In the small embedded systems, Linux may be most of the system; perhaps “Linux systems” is the right name for them. They are very different from GNU/Linux systems, which are more GNU than Linux. The hypothetical IBM system would be different from either of those. The right name for it would be AIX/Linux: basically AIX, but with Linux as the kernel. These different names would show users how these systems are different.

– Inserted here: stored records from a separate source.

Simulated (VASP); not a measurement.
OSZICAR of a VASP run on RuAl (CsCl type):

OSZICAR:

Why not call the system “Linux” anyway, and strengthen Linus Torvalds' role as posterboy for our community?
Linus Torvalds is the “posterboy” (other people's choice of word, not ours) for his goals, not ours. His goal is to make the system more popular, and he believes its value to society lies merely in the practical advantages it offers: its power, reliability and easy availability. He has never advocated freedom to cooperate as an ethical principle, which is why the public does not connect the name “Linux” with that principle.

Linus publicly states his disagreement with the free software movement's ideals. He developed non-free software in his job for many years (and said so to a large audience at a “Linux”World show), and publicly invited fellow developers of Linux, the kernel, to use non-free software to work on it with him. He goes even further, and rebukes people who suggest that engineers and scientists should consider social consequences of our technical work—rejecting the lessons society learned from the development of the atom bomb.

There is nothing wrong with writing a free program for the motivations of learning and having fun; the kernel Linus wrote for those reasons was an important contribution to our community. But those motivations are not the reason why the complete free system, GNU/Linux, exists, and they won't secure our freedom in the future. The public needs to know this. Linus has the right to promote his views; however, people should be aware that the operating system in question stems from ideals of freedom, not from his views.

Does Linus Torvalds agree that Linux is just the kernel?

He recognized this at the beginning. The earliest Linux release notes said, “Most of the tools used with linux are GNU software and are under the GNU copyleft. These tools aren't in the distribution - ask me (or GNU) for more info”.

The battle is already lost—society has made its decision and we can't change it, so why even think about it?
This isn't a battle, it is a campaign of education. What to call the system is not a single decision, to be made at one moment by “society”: each person, each organization, can decide what name to use. You can't make others say “GNU/Linux”, but you can decide to call the system “GNU/Linux” yourself—and by doing so, you will make a difference.
Society has made its decision and we can't change it, so what good does it do if I say “GNU/Linux”?
This is not an all-or-nothing situation: correct and incorrect pictures are being spread more or less by various people. If you call the system “GNU/Linux”, you will help others learn the system's true history, origin, and reason for being. You can't correct the misnomer everywhere on your own, any more than we can, but you can help. If only a few hundred people see you use the term “GNU/Linux”, you will have educated a substantial number of people with very little work. And some of them will spread the correction to others.
Wouldn't it be better to call the system “Linux” and teach people its real origin with a ten-minute explanation?
If you help us by explaining to others in that way, we appreciate your effort, but that is not the best method. It is not as effective as calling the system “GNU/Linux”, and uses your time inefficiently.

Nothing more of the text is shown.